Many large publicly-funded arts and cultural organisations are failing to employ any disabled people at all, union activists have heard at their annual conference.
The TUC’s Disabled Workers’ Conference in London (pictured) heard from representatives of musicians’ and actors’ unions, and colleagues from other unions, about the results of Arts Council England’s (ACE) latest diversity report.
They pointed out that the report showed how more than 25 of the larger organisations receiving Arts Council England (ACE) funding – its national portfolio organisations (NPOs) and major partner museums who have more than 50 staff – had no disabled employees on their permanent staff, including organisations such as the English National Opera, the Roundhouse and Opera North.
Heidi McGeough, of the Musicians’ Union, said she was “exasperated” by the figures, because ACE was a publicly-funded organisation.
She proposed a motion calling for the TUC disabled workers’ committee to push ACE to research why disabled employees were so under-represented, and to produce a strategy to increase diversity.
McGeough said: “Are we still here at this point in 2017? Many of the organisations had no disabled workers or performers employed by them at all. That is disgusting.
“We are funding ACE (which is funding these organisations) so why are we not represented as disabled people by these organisations?”
The conference heard that the failure to employ disabled people was being repeated right across the arts and culture sector.
Equity’s Phoebe Kemp said: “The lack of representation in the arts of disabled people is something Equity has been fighting against for years.
“Seeing disabled people creating and performing is so important to get non-disabled people to see us as people, because so many of them do not.”

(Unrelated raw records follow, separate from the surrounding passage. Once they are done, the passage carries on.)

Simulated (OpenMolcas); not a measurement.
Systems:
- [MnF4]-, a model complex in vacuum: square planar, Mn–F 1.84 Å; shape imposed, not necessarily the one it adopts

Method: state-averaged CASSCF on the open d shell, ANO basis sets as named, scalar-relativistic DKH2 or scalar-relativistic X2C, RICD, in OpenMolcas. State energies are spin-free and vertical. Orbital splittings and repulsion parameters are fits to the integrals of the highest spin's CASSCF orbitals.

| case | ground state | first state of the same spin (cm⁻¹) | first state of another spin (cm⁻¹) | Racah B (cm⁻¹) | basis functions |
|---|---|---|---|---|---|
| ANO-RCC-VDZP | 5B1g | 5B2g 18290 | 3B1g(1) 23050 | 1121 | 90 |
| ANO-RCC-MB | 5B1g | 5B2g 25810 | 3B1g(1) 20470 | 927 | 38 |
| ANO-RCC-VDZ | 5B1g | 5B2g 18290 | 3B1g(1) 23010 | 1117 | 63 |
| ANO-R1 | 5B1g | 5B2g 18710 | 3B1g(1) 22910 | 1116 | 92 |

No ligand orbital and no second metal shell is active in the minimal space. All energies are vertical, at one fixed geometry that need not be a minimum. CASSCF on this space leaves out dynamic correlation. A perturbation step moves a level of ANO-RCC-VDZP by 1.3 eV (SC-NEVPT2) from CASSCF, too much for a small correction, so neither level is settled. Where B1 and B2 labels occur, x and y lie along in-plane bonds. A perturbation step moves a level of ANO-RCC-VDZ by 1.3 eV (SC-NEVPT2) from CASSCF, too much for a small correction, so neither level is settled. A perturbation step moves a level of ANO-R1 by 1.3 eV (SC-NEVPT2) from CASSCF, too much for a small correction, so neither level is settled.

Mik Scarlet, from the NUJ journalists’ union, said: “The arts industry has been allowed for too long to use the excuse that there is not enough talent out there.”
He said he had been hearing the same excuse throughout the 30 years he has been working in the industry.
Scarlet said this was damaging for disabled people and “for the whole of society”.
He said: “We must be seen in our art, in our theatre. The arts are meant to mirror the world we live in.”
But he said disabled people were instead “systematically written out”, both as performers and in backstage roles.
Clara Paillard, president of the PCS union’s culture sector, told fellow delegates that the failings applied not only to the employment of disabled people, but also to featuring the work of disabled artists.
She said: “When do we see the work of disabled artists in our museums and galleries?
“When do we see museums, objects and exhibitions telling us the story of disability and disabled people?”
Iain Scott-Burdon, from Unison, said he enjoyed watching Deaf and disabled performers on television and in the theatre, but had been “fed up” after “getting excited seeing a Deaf person in Coronation Street and later finding out they were a hearing person pretending to be deaf… which is fake.”
He said later: “There are highly-skilled Deaf actors but why aren’t they having some on TV?”
Paillard told Disability News Service later: “Obviously not every disability is visible, but when was the last time you went to a museum and saw a visitor assistant in a wheelchair?
“I have not seen a single one in a wheelchair who works in a gallery, and I have been to quite a lot of museums.”
But she also said that some people do not feel safe declaring that they are disabled, because of a fear of losing their job.
She said she was supporting disabled staff from museums and galleries, particularly those with mental health conditions, who have been targeted for redundancy “because of their disability”.
She said this number had been increasing “because of the additional stresses created by austerity and budget cuts on workplaces.
“If you have disabilities you may be targeted. We have seen evidence of discrimination against disabled people within redundancies.”
But she said it was also vital that museums and galleries showed the work of disabled artists and “objects telling the story and history of disability and disabled people”.
Last September, the PCS culture sector worked with Disabled People Against Cuts to put on the Art4Rights exhibition at the Tate Modern gallery in London (without the gallery’s permission), which featured the work of disabled artists.